The higher the gas prices, the more crazy ideas on how you can get more miles from a drop of fuel.
There are myths and then there are solid facts that will help you get better mileage.
What about keeping your car in idle instead of stopping and restarting?
"If it's a fuel injected engine, it's probably cheaper to shut if off after about 35 or 40 seconds,” said Charles Langley with the consumer group UCAN.
Today's cars just don't use that much gas to get started, so don't let the car sit in idle thinking it will cost more to start it up again.
What about filling your car with gas? Is it worth buying gas in the morning when it's cold?

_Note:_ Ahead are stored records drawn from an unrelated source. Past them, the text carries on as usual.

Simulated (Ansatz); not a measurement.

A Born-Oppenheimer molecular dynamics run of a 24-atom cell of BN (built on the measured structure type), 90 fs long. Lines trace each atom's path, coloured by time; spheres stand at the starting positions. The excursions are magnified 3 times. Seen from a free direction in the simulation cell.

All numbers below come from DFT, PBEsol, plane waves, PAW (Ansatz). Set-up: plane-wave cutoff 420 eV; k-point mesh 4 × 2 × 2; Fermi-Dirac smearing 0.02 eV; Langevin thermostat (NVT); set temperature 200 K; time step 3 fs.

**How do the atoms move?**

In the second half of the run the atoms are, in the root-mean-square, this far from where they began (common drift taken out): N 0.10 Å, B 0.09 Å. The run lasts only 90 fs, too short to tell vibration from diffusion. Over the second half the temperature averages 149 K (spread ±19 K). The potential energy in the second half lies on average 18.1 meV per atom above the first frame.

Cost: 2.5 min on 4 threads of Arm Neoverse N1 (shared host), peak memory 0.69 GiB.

“There is something to the theory of that because fuel is denser, meaning there are more molecules per volume when it's colder. But in a tank that holds 20 gallons, you're not going to notice a difference,” said mechanic Tim Kotter.
And once you buy the gas, what about all those things you can add to your tank that promise to give you better mileage?
“Most of the fuel additives out there are highly questionable and probably not worth the money,” said Langley.
“The number one thing I think is proper tire inflation,” Kotter.
Most experts agree that checking your car's air pressure is one of the most important things you can do to increase gas mileage. It may not look it, but you could easily be driving right now on under inflated tires.
So how much tire pressure do you use?
Don't go by the information that's printed on the tire itself. Instead go by your car's owner manual or you'll find a sticker on your doorframe.
“Some people tend to want to over inflate in this situation. The problem with that is the trade off because over inflation will make the tire wear out prematurely,” said Kotter.
A properly tuned car is a plus.
Using your air conditioner will also cut down on your mileage, but opening your windows can do the same thing.
“The windows open creates drag on the car and slows it down. It turns it into a big sail,” said Kotter.